Every now and then, I write a blog article that could probably get me sued, sacked or both; this started off as one of those and has been heavily edited as to avoid naming names…
Software Quality Sucks; the ‘Release Early, Release Often’ meme appears to have permeated into every level of the IT stack; from the buggy applications to the foundational infrastructure, it appears that it is acceptable to foist beta quality code on your customers as a stable release.
Having run a test team for the past few years has been eye-opening; by the time my team gets hands on your code…there should be no P1s and very few P2s but the amount of fundamentally broken code that has made it to us is scary.
And then also running an infrastructure team, this is beyond scary and heading into realms of terror and just to make things nice and frightening, every now and then, I ‘like’ to search vendor patch/bug databases for terms like ‘data corruption’, ‘data loss’ and other such cheery terms; don’t do this if you want to sleep well at night.

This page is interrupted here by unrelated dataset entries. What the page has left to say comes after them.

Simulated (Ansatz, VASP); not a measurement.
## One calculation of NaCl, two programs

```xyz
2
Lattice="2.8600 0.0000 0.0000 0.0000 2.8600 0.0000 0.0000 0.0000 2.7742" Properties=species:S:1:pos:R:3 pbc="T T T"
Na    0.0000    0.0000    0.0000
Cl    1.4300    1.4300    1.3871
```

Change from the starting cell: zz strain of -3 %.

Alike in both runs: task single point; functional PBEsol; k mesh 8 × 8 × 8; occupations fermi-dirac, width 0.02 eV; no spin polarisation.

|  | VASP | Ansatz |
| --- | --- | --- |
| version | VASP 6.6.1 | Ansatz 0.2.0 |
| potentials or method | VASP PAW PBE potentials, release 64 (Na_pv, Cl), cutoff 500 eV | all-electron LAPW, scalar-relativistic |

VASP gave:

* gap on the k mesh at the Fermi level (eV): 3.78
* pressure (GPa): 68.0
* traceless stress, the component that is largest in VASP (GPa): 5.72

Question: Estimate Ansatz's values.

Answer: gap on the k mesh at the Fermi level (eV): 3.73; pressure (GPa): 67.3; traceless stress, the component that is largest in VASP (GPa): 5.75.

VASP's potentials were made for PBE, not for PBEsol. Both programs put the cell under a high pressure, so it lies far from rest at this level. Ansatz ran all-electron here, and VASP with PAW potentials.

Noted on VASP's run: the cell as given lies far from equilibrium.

Recently I have come across such wonderful phenomena as a performance monitoring tool which slows your system down the longer it runs; clocks that drift for no explicable reason and can lock out authentication; reboots which can take hours; non-disruptive upgrades which are only non-disruptive if run at a quiet time; errors that you should ignore most of the time but sometimes they might be real; files that disappear on renaming; updates replacing a update which makes a severity 1 problem worse..even installing fixes seems to be fraught with risk.
Obviously no-one in their right minds ever takes a new vendor code release into production; certainly your sanity needs questioning if you put a new product which has less than two year’s GA into production. Yet often the demands are that we do so.
But it does lead me wondering, has software quality really got worse? It certainly feels that it has? So what are the possible reasons, especially in the realms of infrastructure?
Complexity? Yes, infrastructure devices are trying to do more; no-where is this more obvious than in the realms of storage where both capabilities and integration points have multiplied significantly. It is no longer enough to support the FC protocol; you must support SMB, NFS, iSCSI and integration points with VMware and Hyper-V. And with VMware on an 12 month refresh cycle pretty much, it is getting tougher for vendors and users to decide which version to settle on.
The Internet? How could this cause a reduction in software quality? Actually, the Internet as a distribution method has made it a lot easier and cheaper to release fixes; before if you had a serious bug, you would find yourself having to distribute physical media and often in the case of infrastructure, mobilising a force of Engineers to upgrade software. This cost money, took time and generally you did not want to do it; it was a big hassle. Now, send out an advisory notice with a link and let your customers get on with it.
End-users? We are a lot more accepting of poor quality code; we are used to patching everything from our PC to our Consoles to our Cameras to our TVs; especially, those of us who work in IT and find it relatively easy to do so.
Perhaps it is time to start a ‘Slow Software Movement’ which focuses on delivering things right first time?